Labour needs to be picking up new voters to win the former PM's seat. But the Conservatives have a strategy they think might thwart Starmer

Uxbridge and South Ruislip may be just one parliamentary seat out of 650 – but the by-election there this month holds a much greater significance for the futures of the two main parties.

For the Conservatives, holding the seat recently vacated by disgraced former prime minister Boris Johnson, would help Rishi Sunak calm increasingly jittery backbenchers.

He enjoyed a majority of more than 7,000 and as a key outer London seat, it’s exactly the kind the party needs to win to have any hope of another term in government.

For Labour, taking Uxbridge would demonstrate the party can win back the sort of constituency that slid out of view under Jeremy Corbyn. But victory is nothing like a given – Uxbridge has its own local issues, it is relatively affluent, and Sadiq Khan’s Ultra Low Emissions Zone (Ulez, a scheme introducing a daily charge for older, more-polluting vehicles) is a divisive issue in this commuter-belt constituency.

Labour leader Sir Keir Starmer (right), Shadow chancellor Rachel Reeves and Danny Beales, Labour candidate for Uxbridge and South Ruislip, during a walkabout and poster launch ahead of the Uxbridge and South Ruislip by-election. Picture date: Thursday June 22, 2023. PA Photo. See PA story POLITICS ByElection. Photo credit should read: Stefan Rousseau/PA Wire
Labour leader Sir Keir Starmer (right), Shadow chancellor Rachel Reeves and Danny Beales, Labour candidate for Uxbridge and South Ruislip – but Tories might yet hold the seat (Photo: Stefan Rousseau/PA Wire)

But if Westminster watchers are excited by the high stakes contest on July 20, the constituency itself seems to have barely registered it. A few weeks off polling day, you would struggle to know there was a contest – most windows lack posters, the morning commuters were unbothered by leafleteers, and the voters don’t seem too animated about their place on the national stage.

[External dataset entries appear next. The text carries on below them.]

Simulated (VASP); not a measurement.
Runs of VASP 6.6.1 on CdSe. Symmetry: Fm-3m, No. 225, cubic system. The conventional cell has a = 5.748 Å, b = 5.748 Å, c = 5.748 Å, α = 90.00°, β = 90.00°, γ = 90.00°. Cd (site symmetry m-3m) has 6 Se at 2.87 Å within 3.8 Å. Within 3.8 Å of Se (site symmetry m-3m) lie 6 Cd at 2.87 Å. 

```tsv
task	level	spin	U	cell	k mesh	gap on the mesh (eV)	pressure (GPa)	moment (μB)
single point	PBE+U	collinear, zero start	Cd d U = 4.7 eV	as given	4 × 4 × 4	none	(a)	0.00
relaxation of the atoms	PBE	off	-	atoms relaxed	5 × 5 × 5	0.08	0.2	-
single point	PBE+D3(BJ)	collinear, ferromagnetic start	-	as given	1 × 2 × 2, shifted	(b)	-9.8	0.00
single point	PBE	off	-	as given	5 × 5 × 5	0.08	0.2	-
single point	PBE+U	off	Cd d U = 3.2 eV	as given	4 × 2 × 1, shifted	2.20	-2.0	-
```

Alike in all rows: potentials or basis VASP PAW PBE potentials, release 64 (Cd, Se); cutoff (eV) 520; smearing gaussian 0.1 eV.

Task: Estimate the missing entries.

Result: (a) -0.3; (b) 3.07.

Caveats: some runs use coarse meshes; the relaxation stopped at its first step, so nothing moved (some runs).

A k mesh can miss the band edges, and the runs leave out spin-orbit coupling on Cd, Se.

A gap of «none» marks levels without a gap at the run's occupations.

And it’s not that Uxbridge seems too well off to be bothered. The town centre, which sits in zone six, at the very end of two Underground lines, maybe bustling on a sunny day, with mid-priced chain restaurants doing a brisk weekday lunch service. But there are also signs of tough economic times: the street is peppered with empty and recently-closed shop sites, and a food bank van makes collections from the businesses.

If the by-election is failing to set local pulses racing, the same might be said the supposed huge personal brand of their departing MP. Conversations with workers and café-goers did not suggest local indignancy about the parliamentary report on Mr Johnson that triggered his resignation. Instead most seemed to be hoping for a good local MP.

Rather than Westminster intrigue, it is issues like the cost of living, the possible closure of the local police station, the state of the NHS – and perhaps above all, the extension of the Ulez (Ultra Low Emission Zone vehicle charging scheme) to Uxbridge and Hillingdon, that they are most bothered about.

This, more than anything else, is what is giving the Conservatives some degree of hope that they might just hold the seat. One well-connected source in the party set out the overall strategy for the seat.

“The campaign message has been straightforward: talk about nothing but Ulez, drop Sadiq in whenever possible, don’t mention Boris,” he said. “So far it’s going decently on the doorstep but no one knows if it’s really going to tip the balance.”

Pressed for a prediction, though, the insider was not confident. “We’re throwing everything we have at it. But even the most optimistic London MPs feel in their hearts Labour are almost certain to win.”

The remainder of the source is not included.